Yes, I am an emotional person. I cry when the situation makes me feel like crying. This does not in anyway mean that am not strong. Holding in those tears most times can just make you feel worse. Yesterday, I just had to let it out. I got an unexpected news that just got me to tears immediately.
Woke up with a swollen eye😁😁
let me share my story with you.
I finished from the university last year and since then I have been waiting for the compulsory one year National youth service corps(NYSC) programme in Nigeria. NYSC is an opportunity to serve the country for one year. And it's really mandatory because without the certificate of participation,one cannot get a Job in a government organisation in this country.
I was supposed to join Batch A, earlier this year in April, but I couldn't because the Non-academic staffs of Universities was on strike so my school couldn't mobilize us for the national youth service corps(NYSC) programme. The second batch, which is batch B came up this July and the registration started today. This time my school was able to mobilize us, so I was happy I was going to join this batch.
Last week, since I got the information that the registration portal was going to be opened today. I booked a flight for today that will take me from Abuja to Uyo where my university is, so I can finish up some things in school and get ready for the orientation course. Yesterday I checked the NYSC portal and I realised my name was not on the portal, it showed that my school didn't send my records to NYSC.
If your name is not on the NYSC portal, You cannot register for the NYSC programme.I sent someone to my school yesterday to find out why my name is not on the NYSC portal, he went and was told that the staff that sent my records omitted a digit when keying in my JAMB matriculation number that's why my records are not showing. And since mobilization for batch B has ended, I have to wait for Batch C which is coming up in November.
This brought me to tears, Batch A, we were not mobilized because of NASU strike. Batch B, I am now faced with problem of omission. It's so painful that I will watch my colleagues go for NYSC while I have to wait for extra 4 months before joining the Next batch. I have just been asking myself while it's only my own details the have to be ommitted amongst all my colleagues.
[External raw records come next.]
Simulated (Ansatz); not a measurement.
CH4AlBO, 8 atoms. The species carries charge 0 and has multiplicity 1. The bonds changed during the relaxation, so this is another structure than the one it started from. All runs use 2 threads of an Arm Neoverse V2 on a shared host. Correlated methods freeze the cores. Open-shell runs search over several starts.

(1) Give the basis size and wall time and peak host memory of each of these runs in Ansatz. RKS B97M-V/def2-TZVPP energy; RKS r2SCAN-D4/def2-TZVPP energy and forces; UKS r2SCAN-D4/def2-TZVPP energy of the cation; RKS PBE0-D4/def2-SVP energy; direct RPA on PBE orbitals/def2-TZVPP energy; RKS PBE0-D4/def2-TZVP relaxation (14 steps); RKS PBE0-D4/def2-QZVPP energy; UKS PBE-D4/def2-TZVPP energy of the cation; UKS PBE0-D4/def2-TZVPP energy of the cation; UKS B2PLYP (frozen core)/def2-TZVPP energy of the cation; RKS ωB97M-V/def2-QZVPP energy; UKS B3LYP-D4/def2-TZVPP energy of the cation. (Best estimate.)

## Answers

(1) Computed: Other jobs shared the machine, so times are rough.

So, after crying yesterday. I have decided to move on. Since I cannot change my situation, there is no need to waste my time and energy feeling bad. I cancelled my flight early this morning, no more travelling, no NYSC this month. It really hurts. I have decided to stay back in Abuja and get something meaningful to do with my life while waiting till November. I want to believe everything happens for a reason. And one day, I would be able to explain why this happened to me.
That's why I have chosen to save this experience on the steem blockchain. Because it will always be here and when ever I can explain why this happened to me, I can always refer back to this post.
Thanks for listening to me! It means a lot!